Before making a choice between adding on to an existing home or buying a larger one, consider these questions: 

* How much money is available, either from cash reserves or through a home improvement loan, to remodel your current house?
* How much additional space is required? Would the foundation support a second floor or does the lot have room to expand on the ground level?
* What do local zoning and building ordinances permit?
* How much equity already exists in the property?
* Are there affordable properties for sale that would satisfy your changing housing needs?

Do we dig deep and buy a dream home or settle for a starter home?
Choosing between a smaller house in an affluent neighborhood, an older, bigger house in a more working-class community or a brand-new home is not easy. If you're in this situation, start by examining your priorities and asking the following questions:

* Is the surrounding neighborhood or the home itself the most important consideration?
* Is each of the neighborhoods safe?
* Is quality of the schools an issue?
* Do any of the areas seem to attract more families with children or adult residents? And where do you fit in?
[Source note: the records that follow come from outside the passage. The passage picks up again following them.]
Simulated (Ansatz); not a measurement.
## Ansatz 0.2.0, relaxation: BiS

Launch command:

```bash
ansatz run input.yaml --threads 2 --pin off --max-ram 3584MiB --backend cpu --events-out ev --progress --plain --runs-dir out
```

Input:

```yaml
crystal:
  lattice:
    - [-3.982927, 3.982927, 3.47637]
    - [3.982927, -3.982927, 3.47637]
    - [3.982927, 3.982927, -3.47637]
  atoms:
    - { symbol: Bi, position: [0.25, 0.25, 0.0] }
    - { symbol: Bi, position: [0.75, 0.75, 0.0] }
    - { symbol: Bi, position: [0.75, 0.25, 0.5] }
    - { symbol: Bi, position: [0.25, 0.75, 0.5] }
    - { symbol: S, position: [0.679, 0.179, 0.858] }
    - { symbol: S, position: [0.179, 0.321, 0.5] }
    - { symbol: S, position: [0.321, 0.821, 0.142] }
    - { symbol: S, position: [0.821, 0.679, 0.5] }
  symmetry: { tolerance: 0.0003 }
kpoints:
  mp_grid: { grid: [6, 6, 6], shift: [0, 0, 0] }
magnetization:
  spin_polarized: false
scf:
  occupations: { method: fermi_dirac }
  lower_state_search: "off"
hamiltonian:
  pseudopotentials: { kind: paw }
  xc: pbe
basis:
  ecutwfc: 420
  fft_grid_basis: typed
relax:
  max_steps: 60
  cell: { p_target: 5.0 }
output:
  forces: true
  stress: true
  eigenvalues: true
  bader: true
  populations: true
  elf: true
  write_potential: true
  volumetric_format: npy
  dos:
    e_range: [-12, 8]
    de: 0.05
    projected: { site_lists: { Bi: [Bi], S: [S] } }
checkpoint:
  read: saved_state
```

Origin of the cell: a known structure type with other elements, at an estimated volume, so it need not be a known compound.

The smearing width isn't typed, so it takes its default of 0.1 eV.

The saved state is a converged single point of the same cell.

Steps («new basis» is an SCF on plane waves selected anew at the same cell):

How do you choose between buying and renting?
Home ownership offers tax benefits as well as the freedom to make decisions about your home. An advantage of renting is not worrying about maintenance and other financial obligations associated with owning property. There also are a number of economic considerations. Unlike renters, home owners who secure a fixed-rate loan can lock in their monthly housing costs and make prudent investment plans knowing these expenses will not increase substantially. Home ownership is a highly leveraged investment that can yield substantial profit on a nominal front-end investment. However, such returns depend on home-price appreciation.

How do I get the real scoop on homes I am looking at?
Home inspections, seller disclosure requirements and the agent's experience will help. Disclosure laws requires the seller to complete a real estate disclosure form. Here is a summary of the things you could expect to see in a disclosure form:
* In the kitchen -- a range, oven, microwave, dishwasher, garbage disposal, trash compactor.
* Safety features such as burglar and fire alarms, smoke detectors, sprinklers, security gate, window screens and intercom.
* The presence of a TV antenna or satellite dish, carport or garage, automatic garage door opener, rain gutters, sump pump.
* Amenities such as a pool or spa, patio or deck, built-in barbeque and fireplaces.
* Type of heating, condition of electrical wiring, gas supply and presence of any external power source, such as solar panels.
* The type of water heater, water supply, sewer system or septic tank also should be disclosed.

Sellers also are required to indicate any significant defects or malfunctions existing in the home's major systems. A checklist specifies interior and exterior walls, ceilings, roof, insulation, windows, fences, driveway, sidewalks, floors, doors, foundation, as well as the electrical and plumbing systems. The form also asks sellers to note the presence of environmental hazards, walls or fences shared with adjoining landowners, any encroachments or easements, room additions or repairs made without the necessary permits or not in compliance with building codes, zoning violations, citations against the property and lawsuits against the seller affecting the property.

People buying a condominium must be told about covenants, codes and restrictions or other deed restrictions.